The importance of downtime

Breakfast meetings. Eleven hour work days. An endless tirade of emails. Work trips. Exercise. Catching up with friends. Skype meetings. Long overdue doctor appointments.

Apparently we (and I include myself in this collective we) have reached a point in which being busy is something to be romanticized. And not just busy, but oh man I’m so incredibly busy. How much we have going on in our lives has become a competition. Because the busier we are, the more in demand and important we are.

The prevalence and accessibility of technology has a lot to answer for; we’re always connected, always aware of our inboxes piling up, of our to-do list doubling in size as the day progresses. Spare moments are no longer down-time; instead they are opportunist moments to catch up on the news, do some washing, or perhaps even just have breakfast.

And it’s not just CEO’s or parents of three; making plans with my friends requires a comprehensive Whatsapp chat with back and forth of possible dates, times and conflicting schedules.

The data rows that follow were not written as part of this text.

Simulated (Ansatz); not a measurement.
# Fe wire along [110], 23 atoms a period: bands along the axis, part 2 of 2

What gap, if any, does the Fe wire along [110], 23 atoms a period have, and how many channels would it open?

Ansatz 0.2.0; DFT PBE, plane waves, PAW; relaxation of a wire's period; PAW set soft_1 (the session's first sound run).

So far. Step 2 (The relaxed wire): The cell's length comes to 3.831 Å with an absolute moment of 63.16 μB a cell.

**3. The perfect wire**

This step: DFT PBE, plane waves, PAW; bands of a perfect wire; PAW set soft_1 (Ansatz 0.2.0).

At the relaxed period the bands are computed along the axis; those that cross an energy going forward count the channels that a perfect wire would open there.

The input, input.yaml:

So, we’re all busy. But apparently, we’re not as busy as we say we are. Obsessing about how much we have going on in our lives is more about glorifying our schedule (and our popularity) than assessing our calender at face value.

The fact of the matter is, our sanity relies on downtime. So rather than putting our schedules on a pedestal, we should stop competing for the reining title of The Busiest Of Them All, and instead focus on living in the present moment, making time for ourselves, and switching off the to-do list in our head.